The earth laughs in flowers.
Ralph Waldo Emerson
And may we see earth’s laughter soon!
I took this picture yesterday at a woodland park north of Detroit. The sky was unsettled, with thunder clouds coasting on the humid breeze, like tall ships on a restless sea. But, the sun shone often enough to remind me that summer yet lingered, if only as a morning star before dawn.
Shinrin-yoku is a Japanese word meaning, literally, forest bathing, and invokes the restorative effect of spending time in the stillness of the woods. This photo shows a remarkable park, Hartwick Pines in Michigan. By the early 20th century, northern Michigan was essentially logged out, vast expanses of barren land looking like a monumental scythe had cut down the rich forests. Fortuitously, this small woods escaped clear cutting. The older trees started their lives in the 17th century, well before the French explorer, Cadillac, founded Detroit. To immerse yourself here, if only for a couple hours, is to relive a bit of our planet’s history. Truly, this forest bathing restores the spirit.
Reassurance is the melody of clear, cold water rushing over a rocky stream bed on its race through the pines and around the bend to a destination unseen, dispelling doubt that has crept in on stealthy feet, restoring conviction to your soul.
Sometimes you hear it in the rush of pristine water over timeless rocks, or you might catch the rustle of a breeze in the flowers along a riverbank. But, always the whisper of truth is awaiting your discovery.

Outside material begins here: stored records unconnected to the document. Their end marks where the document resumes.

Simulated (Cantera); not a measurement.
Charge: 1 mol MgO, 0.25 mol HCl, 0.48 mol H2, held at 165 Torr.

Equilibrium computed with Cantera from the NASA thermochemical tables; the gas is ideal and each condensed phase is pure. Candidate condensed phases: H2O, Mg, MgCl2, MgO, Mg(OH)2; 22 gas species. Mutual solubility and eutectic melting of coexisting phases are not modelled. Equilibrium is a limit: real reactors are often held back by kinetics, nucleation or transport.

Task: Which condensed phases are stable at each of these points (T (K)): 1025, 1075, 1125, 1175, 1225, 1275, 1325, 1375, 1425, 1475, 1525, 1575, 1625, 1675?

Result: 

A brook murmuring in a Michigan woods leads a fragile existence. I returned last weekend to this spot, where I took this photo in the spring rush of early June, and found the stream’s course was barely more than a trickle of water and a path of dark, damp earth among the ferns and skunk cabbage. Yet, it was enough to refresh a fawn who stopped for a drink before skittering off through the trees at the sight of an intruder.